My conclusion is that the Dutch enterprise – a chartered company established in 1602 as the Verenigde Oost-Indische Compagnie with an initial 21-year monopoly to pursue colonial aims in Asia – wielded considerably more influence and control over the destiny of its home country than the Hudson’s Bay Company, which originated in London.

Deploying thousands of merchant ships trading with Asia, the VOC had over its lifespan a total of nearly 1m Europeans in its service but ended in bankruptcy at the end of the 18th century..

King Charles II in 1670 incorporated by royal charter the HBC under the title The Governor and Company of Adventurers of England Trading into Hudson’s Bay, and it was at one time the largest land owner in the world. In effect it governed a large northern stretch of what was to become the United States, and western Canada.

The HBC had substantial economic control and a fair amount of political control, but it blanched in comparison to the VOC which, though not possessing the same level of social control over the Netherlands and her Asian territories as the HBC did in relation to Canada, was at the reins of the gigantic economic boom experienced by the Dutch Empire.

A major driving component of the British economy, the HBC was part of one of the two legs: European and colonial, upon which the entire empire strode. We can say, however, that the VOC formed the trunk of the Dutch economy’s tree.

VOC ships in Chittagong. Illustration by P Schenk, 1702.

VOC ships in Chittagong. Illustration by P Schenk, 1702.

The VOC seems to have been not only the largest Dutch corporation, but also the most important in the history of its home country. From my own experience, and having heard Dutch people comment on the subject, it is impossible to deny that the VOC has become a symbol of national pride, a reminder of the glory days of the Netherlands.

On the other side of the Atlantic, the HBC, in addition to being widely talked about during every Canadian child’s education in school, has long since been a widely recognised and celebrated symbol of Canadian national identity. The HBC, to this day a leading commercial entity, writes on its website: “The 21st century finds HBC well into its fourth century of retailing in Canada. This is proof positive, if any were needed, of the aptness of HBC’s proud claim: “Canada’s merchants since 1670.'”

The HBC and the nation of Canada grew hand in hand, while the VOC and her colonies grew by pulling and pushing each other only where necessary; one was a symbiotic relationship, the other simply the input and output of trade. England was the home of the HBC in name only.

It is tempting to pass an absolute judgment as to which corporation acted how and had what impact, but ultimately, we must refrain from doing this as both companies were complex organisms with global impacts and countless individual actors, making each company greater than its uniform face.

Hudson's Bay Company post at Long Lake, Canada, 1913. Colonial Office photographic collection at The National Archives, Kew.

Hudson’s Bay Company post at Long Lake, Canada, 1913. Colonial Office photographic collection at The National Archives, Kew.
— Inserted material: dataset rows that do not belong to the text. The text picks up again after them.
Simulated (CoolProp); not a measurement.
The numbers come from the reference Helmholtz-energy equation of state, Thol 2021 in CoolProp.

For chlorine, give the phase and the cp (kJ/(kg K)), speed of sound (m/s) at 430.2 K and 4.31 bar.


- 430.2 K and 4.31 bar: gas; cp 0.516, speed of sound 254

The main difference between the two huge enterprises lies in the extent of their power economically and politically. The HBC, in contrast to the VOC, focused on social integration and the intermingling of Canadian natives and French people. It was extremely important in the formation of Canadian society. Its economic control declined during the 18th century as other colonial corporations undermined its monopoly. This led to a smaller market share and a diminished political influence in its areas of administration and national government, when compared to the VOC.

Both corporations were owned by a combination of private and state actors, in such a way that the boundaries between state and private sectors blurred. The stock exchange in Amsterdam was always buzzing with news of either a successful expedition, or a failed one, and the tides and fortunes of not just a few nobles hung in the balance, but entire royal courts! And not only the courts: the lifeblood of these two vast commercial empires was the success of their trading companies. During its peak it transformed the small nation of the Netherlands into a massive economic powerhouse. To understand the rise of the Netherlands one must understand the rise of the VOC.

Similarly, the HBC was a major source of income for the British Empire and helped fuel its growth and expansion. It was for a long time the prime exporter from North America.

When we see their comet-like trajectories during the 18th century – fast and bright – we are tempted to say that they were identical: companies set up and made by the aristocratic systems of two monarchical empires. This is true only to a certain extent. The companies fundamentally differ in their strengths of economic, social and political control. The VOC had a strong socio-economic impulse, turning the United Provinces from an agrarian society into a sea-based contender in world trade, and with a flourishing middle class. The economic control it had was complete, that is to say, it pushed all competitors out of the market.

Furthermore, it had economic self-determination in its colonial administrative area and literally there was no distinction between the company men and the Dutch, for the Dutch traded through the VOC, and the admiral of the VOC fleet (later the governor-general) was the de facto ruler and chief administrator of the region.

This degree of economic control, according to the website of VOC Kenniscentrum – a neutral organisation dedicated to preserving the VOC’s history – meant that obtaining a patent gave the VOC “the exclusive right to trade in that area. The VOC was also entitled to [self-determine], to build forts, to fight war and to install itself where it wants to. So the VOC got rights normally accorded to a sovereign state.”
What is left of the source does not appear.